The similarity function could be formulated in a variety of ways, for example, \(\delta (x,y) = 1-\varphi (x,y)\) with \(\varphi (x,y)\) being the distance between objects x and y. In reference [27] the authors studied the properties of several distance functions which allow comparing heterogeneous instances, i.e., objects comprising both numerical and nominal attributes.

4 Methods for the Generation of Prototypes from MLC Datasets Based on Granular Computing

As mentioned, in MLC scenarios an object may be associated with multiple labels. Let \(mlDS = (U,A \cup L)\) be a multi-label decision system, where the set U is a non-empty finite set of objects, A is a non-empty finite set of attributes that describe each observation, and \(L = \{L_1,L_2,\ldots ,L_k\}\) is a non-empty finite set of labels such that the label domain is \(L_i = \{0,1\}\).

Prototype-based classification determines the value of the decision class of a new object by analyzing its similarity to a set of prototypes generated from the initial set of objects. By doing so, we must define what is considered to be a decision class in the MLC context. For example,

  • Each combination \(C_i\) of labels represents a decision value. For example, let \(L = \{L_1,L_2,L_3\}\) denote the set of labels, a combination of labels could be “101”, pointing out that the object belongs to the labels \(L_1\) and \(L_3\), then “101” defines a decision class, so that all objects associated with labels \(L_1\) and \(L_3\) belong to that decision class.

  • Each label (\(L_i\)) is considered a decision value, so that all the objects associated that label belong to this decision class. According with this definition, in the example above there are three decision classes.

The basic idea of the first two proposed algorithms below is similar. Both are iterative algorithms in which a similarity class is built using the similarity relationship defined in Eq. (1). An object may belong to several similarity classes at the same time. However, when an object is included in a similarity class, it is not taken into account to build a new similarity class from it. Each similarity class consists of a granule that is used to build a prototype.

From this, a prototype or centroid is built for a set of similar objects. Each prototype is composed of both conditional and label attributes. To add their information both by condition (attribute values) and by decision (labels values) an aggregation operator is used. In the case of conditional attributes, the average can be used as the aggregation operator if the attribute value is numeric, or the mode if the attribute value is nominal.

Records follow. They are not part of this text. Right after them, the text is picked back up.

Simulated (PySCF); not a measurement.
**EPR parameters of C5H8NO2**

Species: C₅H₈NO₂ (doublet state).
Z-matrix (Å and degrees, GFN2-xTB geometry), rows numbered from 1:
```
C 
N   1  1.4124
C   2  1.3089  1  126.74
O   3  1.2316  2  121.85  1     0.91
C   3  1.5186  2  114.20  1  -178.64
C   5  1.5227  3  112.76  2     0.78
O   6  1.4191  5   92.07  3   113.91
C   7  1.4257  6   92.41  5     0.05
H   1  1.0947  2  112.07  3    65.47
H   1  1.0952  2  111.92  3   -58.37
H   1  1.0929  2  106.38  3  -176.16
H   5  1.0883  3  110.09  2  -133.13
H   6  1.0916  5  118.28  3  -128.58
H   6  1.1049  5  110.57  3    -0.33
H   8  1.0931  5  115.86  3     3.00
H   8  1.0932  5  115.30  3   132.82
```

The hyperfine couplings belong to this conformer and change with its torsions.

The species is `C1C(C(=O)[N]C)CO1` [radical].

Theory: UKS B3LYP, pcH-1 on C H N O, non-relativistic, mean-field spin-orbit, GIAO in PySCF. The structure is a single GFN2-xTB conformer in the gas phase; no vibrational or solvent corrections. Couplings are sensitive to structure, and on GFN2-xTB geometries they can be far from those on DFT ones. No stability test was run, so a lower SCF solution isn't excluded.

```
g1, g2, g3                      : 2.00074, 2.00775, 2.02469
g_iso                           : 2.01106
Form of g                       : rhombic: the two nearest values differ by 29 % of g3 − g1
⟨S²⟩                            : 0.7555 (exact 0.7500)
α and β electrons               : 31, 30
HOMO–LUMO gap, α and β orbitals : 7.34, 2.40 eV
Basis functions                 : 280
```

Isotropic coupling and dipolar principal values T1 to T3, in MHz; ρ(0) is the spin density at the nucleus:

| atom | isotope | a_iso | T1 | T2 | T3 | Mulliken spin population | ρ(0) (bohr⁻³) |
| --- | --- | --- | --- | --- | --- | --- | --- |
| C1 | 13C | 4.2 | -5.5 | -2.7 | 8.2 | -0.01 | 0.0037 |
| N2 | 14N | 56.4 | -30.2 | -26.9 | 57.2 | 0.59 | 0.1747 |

The way in which the part of the prototype related to the labels is built differs between the two algorithms, exactly based on what is considered a decision class. In the case of Algorithm 1 each combination of labels represents a decision value, however Algorithm 2 considers each label independently as a decision value. In this way, the first algorithm builds its decision class from the most common combination of labels in the granule, while the second algorithm does it taking into account the labels independently. The resulting prototype will have as decision values the most common labels of the objects in the granule.

figure a
figure b

In contrast to the first two algorithms, the third algorithm performs a different granulation of the universe. In this case, the decision class of the objects is taking into account to build the granulation of the data. The basic idea is to perform a granulation of the universe taking into account the labels instead of the condition attributes. Therefore, a granule is built for each label, so it will include all objects that are labeled with that decision label.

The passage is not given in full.